Monday, September 26, 2011

Frankenstein #2 Image 160

On the image on page 160, just looking at the picture without reading the content, the image shows the huge deformed body covering pretty much the whole page. It shows a person with both knees down on the ground with the head facing down covered by hair. It seems like he is desperate and helpless. With the tensed muscles on his body, you can tell he is using a lot of energy. But when you pay more attention, his muscular and huge hands are holding something very tightly. If you take a close look, one can barely see a tiny hand reaching out from the monster fist, and a lifeless little body lying on the ground.

After I read the content of the novel, I started to question my sympathy towards the monster. The image vividly depicted the creature as the true monster he is, evil and powerful. His unstable immature emotions and greediness are turning him to a scary monster. Even though Victor lost his loved ones and close friends, I think he still made a correct choice not to make a female companion for the monster. “The hours of my irresolution is past, and the period of your power is arrived. Your threats cannot move me to do an act of wickedness; but they confirm me in a determination of not creating you a companion in vice. Shall I, in cool blood, set loose upon the earth a daemon, whose delight is in death and wretchedness? Begone! I am firm, and your words will only exasperate my rage.”(Shelley 191)

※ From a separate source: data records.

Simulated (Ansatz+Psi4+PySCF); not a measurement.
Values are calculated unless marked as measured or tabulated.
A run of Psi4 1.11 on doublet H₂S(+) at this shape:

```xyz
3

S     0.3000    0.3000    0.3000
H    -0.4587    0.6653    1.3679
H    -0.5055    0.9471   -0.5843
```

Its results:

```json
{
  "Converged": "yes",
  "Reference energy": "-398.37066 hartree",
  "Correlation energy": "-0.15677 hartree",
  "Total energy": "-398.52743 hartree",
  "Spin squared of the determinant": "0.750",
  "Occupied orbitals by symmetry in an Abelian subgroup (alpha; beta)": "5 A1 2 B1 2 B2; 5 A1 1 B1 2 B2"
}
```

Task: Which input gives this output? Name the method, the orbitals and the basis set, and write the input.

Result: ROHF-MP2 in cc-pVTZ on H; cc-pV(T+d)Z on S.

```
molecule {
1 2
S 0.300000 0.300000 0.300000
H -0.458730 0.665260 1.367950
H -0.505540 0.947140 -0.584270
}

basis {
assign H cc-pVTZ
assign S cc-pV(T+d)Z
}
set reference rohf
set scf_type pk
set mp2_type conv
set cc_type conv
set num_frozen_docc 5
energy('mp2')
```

The monster is emotionally unstable. At the age of two, he is capable of doing a lot of things that most human beings couldn’t do; however, his behavior could be considered childish. He changes his mind and decisions easily and unpredictably. Plus with the great strength he possessed, he could be dangerous towards mankind. “Suddenly, as I gazed on him, an idea seized me, that this little creature was unprejudiced, and had lived too short a time to have imbibed a horror of deformity. If, therefore, I could seized him, and educated him as my companion and friend, I should not be so desolate in this peopled earth.”(Shelley 159) At first, he tried to kidnap the little child, William, so he could educate him for his own benefit and hopefully one day the child would become his friend and companion. But after the monster knows the kid is related to Victor Frankenstein, he instantly changed his mind and killed the child without hesitation. “Frankenstein! You belong then to my enemy – to him towards whom I have sworn eternal revenge; you shall be my first victim.” (Shelley 160) He not only has unstable emotions but also is a merciless creature. “I gazed on my victim, and my heart swelled with exultation and hellish triumph: clapping my hands, I exclaimed, ‘I, too, can create desolation; my enemy is not invulnerable; this death will carry despair to him, and a thousand other miseries shall torment and destroy him.” (Shelley 160)

“If you consent, neither you nor any other human being shall ever us again; I will go to the vast wilds of South America. My food is not that of man; I do not destroy the lamb and the kid to glut my appetite; acorns and berries afford me sufficient nourishment. My companion will be of the same natures as myself, and will be content with the same fare.” (Shelley 164) The wilds of South America probably will not satisfy the monster because of his intelligence and curiosity of the world. As what the monster had done to William and Justine, his words become unreliable and he could easily break his promises that he has offered to Victor. Victor’s concerns toward monsters are also reasonable. The monster is greedy and unrealistic “ I was now about to form another being, of whose dispositions I was alike ignorant; she might become ten thousand times more malignant than her mate, and delight, for its own sake, in murder and wretchedness. He had sworn to quit the neighborhood of man, and hide himself in deserts; but she had not; and she, who in all probability was to become thinking and reasoning animal, might refuse to comply with a compact made before her creation. They might even hate each other; the creature that already lived loathes his own deformity, and might he not conceive a greater abhorrence for it when it came before his eyes in the female form? She also might turn with disgust from him to the superior beauty of man; she might quit him, and he be again alone, exasperated by the fresh provocation of being deserted by one of his own species.”(Shelley 189) The monster action in the image (Shelley 160) is crucial and inhuman, which make him a real monster.


Shelley, Mary Wollstonecraft, and Lynd Ward. Frankenstein: the Lynd Ward Illustrated Edition. Mineola, NY: Dover Publications, 2009. Print.

1 comment:

  1. Your focus in the first paragraph is good, and you're drawing our attention to a critical detail in a thoughtful way. Good. Although I do wonder why that makes you feel less sympathy for the monster: after all, we already know he murdered William. I'm not saying that you're wrong - just that maybe there is more to be said about the power of the image here.

    The last couple paragraphs are beginning to make an implicit argument that Victor's assessment of the monster is correct (clearly my words, not yours!). This isn't a terrible idea, but it's a little problematic, because it gets you far away from the territory of the image itself.

    If you were able to successfully turn it around and argue that the image, in essence, helps make Victor's argument (do the images show him as emotionally unstable, which is crucial to your argument?), then the whole thing would work well together and fit the prompt rather well. But as it stands, I see the last couple paragraphs as an ok argument, but a problematic shift away from your initial topic.